Source: https://dfs.ny.gov/legal/interpret/lo040917.htm
Timestamp: 2020-04-06 22:06:47
Document Index: 290882466

Matched Legal Cases: ['art 41', 'art 41', 'art 41', 'art 41', '§41', 'art 41', '§41', 'art 41', '§41', 'art 41', '§41', 'art 41', '§41']

NYS DFS - Banking Interpretations - Banking Law: Letter of September 17, 2004 | Department of Financial Services
Re: Part 41 Inquiry
Your inquiries regarding Sections 41.1(e)(6)(iii) and 41.1(f) of Part 41 of the General Regulations of the Banking Board, "High Cost Home Loans," ("Part 41") has been referred to me for response.
You state that with respect to the limitations on the exclusion of up to two (2) bona fide discount points set forth in Part 41 §41.1(e)(6)(iii), the initial rate on Adjustable Rate Mortgages ("ARM's") are often fixed for up to seven (7) years on a 30 year mortgage. In exchange for the extended period during which this initial rate is applicable, the borrower pays a higher initial rate than he would pay if the first rate adjustment occurred in a shorter period of time from closing, such as one year.[1]
You do not believe that it is economically feasible to use the identical 1% over the comparable US Treasury security test regardless of the term of the initial period. Rather, you believe the Banking Department should give consideration to the fact that the borrower has elected this higher initial interest rate to obtain the benefit afforded by the longer initial period.
You request guidance as to whether there is an alternate method by which this calculation can be adjusted to reflect the economic reality of the benefit received by the borrower by having the initial rate applicable for an extended period.
You also inquired about the definition of "total loan amount" found in Part 41 §41.1(f). According to your letter, your institution does not normally finance points and fees. However, at closing, borrowers often request that checks be cut to your institution and other parties from the loan proceeds to pay fees associated with the loan. You do not believe that this practice constitutes financing of these fees since the loan amount is not increased. However, you are concerned that by distributing these fees directly from the loan proceeds on checks drawn from the loan principal at the request of the borrower, those fees may become deductible in determining the total loan amount. As a result, the calculation of the high cost home loan threshold for points and fees under Part 41 §41.1(f) would be affected.
With respect to your inquiry regarding the calculation of the total loan amount in Part 41 §41.1(f), the payment directly from loan proceeds of fees that have not increased the total loan amount does not require that those fees be deducted from the total loan amount. Accordingly, honoring the request of borrowers to cut such checks from the loan proceeds would not cause the loan to become a high cost home loan.

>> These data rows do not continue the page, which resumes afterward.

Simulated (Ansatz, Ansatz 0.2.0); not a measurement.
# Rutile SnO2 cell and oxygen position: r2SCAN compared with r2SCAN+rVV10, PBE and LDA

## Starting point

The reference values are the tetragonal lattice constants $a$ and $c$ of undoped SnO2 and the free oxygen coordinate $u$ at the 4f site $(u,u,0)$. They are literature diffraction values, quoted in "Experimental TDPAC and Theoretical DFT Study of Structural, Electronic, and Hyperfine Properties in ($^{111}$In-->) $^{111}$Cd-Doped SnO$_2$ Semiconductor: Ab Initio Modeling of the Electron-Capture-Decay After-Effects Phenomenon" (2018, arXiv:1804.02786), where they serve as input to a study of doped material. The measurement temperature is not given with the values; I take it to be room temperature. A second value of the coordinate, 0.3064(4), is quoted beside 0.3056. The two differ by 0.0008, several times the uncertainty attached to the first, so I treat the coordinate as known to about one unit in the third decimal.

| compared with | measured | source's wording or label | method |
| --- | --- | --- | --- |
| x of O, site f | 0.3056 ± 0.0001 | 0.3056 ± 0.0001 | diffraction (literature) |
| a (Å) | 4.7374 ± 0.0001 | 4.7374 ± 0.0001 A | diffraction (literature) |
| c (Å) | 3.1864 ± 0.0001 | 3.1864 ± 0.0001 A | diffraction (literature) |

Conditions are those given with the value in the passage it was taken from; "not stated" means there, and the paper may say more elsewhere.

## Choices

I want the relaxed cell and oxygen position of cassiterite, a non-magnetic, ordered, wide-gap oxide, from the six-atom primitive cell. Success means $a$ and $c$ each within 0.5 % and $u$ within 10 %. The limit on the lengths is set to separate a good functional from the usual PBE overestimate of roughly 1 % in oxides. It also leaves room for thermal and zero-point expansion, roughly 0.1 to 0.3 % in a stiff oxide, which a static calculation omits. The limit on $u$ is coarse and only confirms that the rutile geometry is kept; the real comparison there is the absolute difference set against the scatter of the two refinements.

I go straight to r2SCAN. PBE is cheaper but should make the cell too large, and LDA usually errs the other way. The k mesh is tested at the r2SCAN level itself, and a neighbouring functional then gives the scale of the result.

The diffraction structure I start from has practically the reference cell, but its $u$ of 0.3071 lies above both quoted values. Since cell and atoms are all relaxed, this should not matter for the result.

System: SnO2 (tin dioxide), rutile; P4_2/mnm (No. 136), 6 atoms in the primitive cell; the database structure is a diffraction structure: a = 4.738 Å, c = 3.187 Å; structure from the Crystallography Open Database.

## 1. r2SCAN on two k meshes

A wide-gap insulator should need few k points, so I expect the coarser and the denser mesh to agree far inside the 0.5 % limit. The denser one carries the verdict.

Regarding your Part 41 §41.1(e)(6)(iii) inquiry, that language is the same as the language found in Section 6-l(1)(g)(ii)(1) of the Banking Law. Without addressing the economic feasibility issue raised by you, please be advised that due to the specific language of the statute, the Department is constrained from offering any alternate method by which the calculation can be adjusted.
[1] You note this does not take into consideration the lower introductory rate, the so-called "teaser" rate, prevalent in the case of one year ARM's.